Obviously, playing violent video games does not, by itself, cause people to kill other people, because millions of us do play violent video games and have never even been in a fistfight. But saying so should not allow us to elide the deeper question. Frankly, I am not convinced that playing violent games can be ruled out as one of many contributing factors to violent behavior, especially since so many of these spree killers do seem to have spent a lot of time on the Xbox. What we need to know is what all of the risks are, and to what extent each one contributes to the making of a murderer.

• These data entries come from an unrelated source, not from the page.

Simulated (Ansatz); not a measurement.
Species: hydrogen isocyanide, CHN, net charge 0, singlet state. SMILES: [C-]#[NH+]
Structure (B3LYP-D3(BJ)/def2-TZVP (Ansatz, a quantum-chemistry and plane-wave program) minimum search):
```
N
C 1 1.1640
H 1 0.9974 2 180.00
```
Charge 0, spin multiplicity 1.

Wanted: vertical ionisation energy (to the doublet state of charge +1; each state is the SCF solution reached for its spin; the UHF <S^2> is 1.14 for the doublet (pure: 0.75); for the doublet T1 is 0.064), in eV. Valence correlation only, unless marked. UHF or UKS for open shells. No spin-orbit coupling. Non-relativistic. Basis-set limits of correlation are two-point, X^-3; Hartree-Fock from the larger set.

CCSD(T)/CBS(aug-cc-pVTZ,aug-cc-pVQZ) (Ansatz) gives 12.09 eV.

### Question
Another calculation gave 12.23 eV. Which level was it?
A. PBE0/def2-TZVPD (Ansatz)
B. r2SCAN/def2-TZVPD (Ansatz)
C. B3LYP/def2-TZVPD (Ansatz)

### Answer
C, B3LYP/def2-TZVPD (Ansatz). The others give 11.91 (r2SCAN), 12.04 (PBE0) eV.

I first became aware of Mitch Krpata after reading his Taxonomy of Gamers a couple of years ago. For a while now, the blog has been quiet, until today.
Over the last few weeks, a number of articles have come to my attention addressing the topic of violent videogames and their effect on those who play them. At first, the usual suspects came with knee-jerk responses claiming just what Krpata does in the quoted section above. I ignored these because, honestly, I’ve read them all before. It seemed like the same old argument that I remember from my early teens and my late teens and my early twenties, and here it was again.
Then—amongst the several critics who I’ve discovered thanks to sites like Critical Distance—I began to see a different opinion. “Maybe violent games do affect those who play them,”
they said. But I had an almost palpable reaction to seeing the stories pop up in my RSS feed. How could I possibly agree with something I’d argued against for much of my life?
That’s when Krpata’s article appeared in the feed. It’s clear now to me that the proper response for all parties with a stake in the discussion (about the causes for violent tragedies) is to reflect and reconsider the parts of our culture which emphasize and glorify violence.
Personally, games have not made me any more or less violent, and that covers many (I’d rather avoid counting) hours of play; however, I am only one person. And the rest of my life is non-violent, low stress, and devoid of the many other outside factors that seem to motivate gunman as seen in the Sandy Hook tragedy. Could violent games be a contributor in such cases? Perhaps.
I’d side with Krpata in calling for longterm study of gaming’s effect on players. If we look, we may find information that can help avoid such horrible outcomes. The same discoveries might show us something we’d rather not see. But as I was reminded of arguing this topic as a teenager, I realized that not only have I grown up since then, gaming has supposedly done some growing of its own. If the videogame industry hopes to be taken seriously, to be considered mature, then self-reflection and study would be an excellent first step to take.